MONTHLY INSIDER
ISO/IEC TR 29119-11: A Technical Report Providing Guidelines for Testing AI-Based Systems
27/08/2024
11 MIN READ /
Today, software permeates every aspect of life, and artificial intelligence (AI) is becoming increasingly integral to business operations. As AI systems grow in complexity and ubiquity, ensuring their reliability, safety, and effectiveness is paramount.
This is where ISO/IEC TR 29119-11 comes into play: a standard dedicated to testing AI-based systems, offering numerous benefits for businesses via a structured and universally recognized approach to AI software testing.
In full disclosure, this is one of our ‘favourite’ standards related to AI systems, chosen by our team a few years ago as the foundation for code4thought’s proprietary AI Quality Testing platform.

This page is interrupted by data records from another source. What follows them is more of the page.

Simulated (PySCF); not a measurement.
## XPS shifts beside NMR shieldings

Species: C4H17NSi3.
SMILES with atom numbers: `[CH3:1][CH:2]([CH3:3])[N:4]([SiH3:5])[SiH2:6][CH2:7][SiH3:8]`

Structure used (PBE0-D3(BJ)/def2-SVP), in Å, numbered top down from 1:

Overview of ISO/IEC TR 29119-11
ISO/IEC TR 29119-11 is actually a technical report and part of the broader ISO/IEC 29119 series of standards, which provides guidelines and best practices for software testing across various phases of the software development lifecycle.
TR 29119-11 focuses on and addresses the unique challenges associated with AI-based systems testing. Unlike traditional software, AI systems learn and evolve continuously, making their behavior less predictable and more complex to test. ISO/IEC TR 29119-11 provides guidelines and best practices to ensure these systems perform as intended and mitigate all associated risks.
The inception of ISO/IEC TR 29119-11 was rooted in late 2020 in the growing need for standardized testing methodologies for AI systems. As AI technologies began to diffuse through various industries – from self-driving cars and smart vacuums to checkout-free grocery shopping and machine learning for healthcare – stakeholders recognized the absence of comprehensive testing standards.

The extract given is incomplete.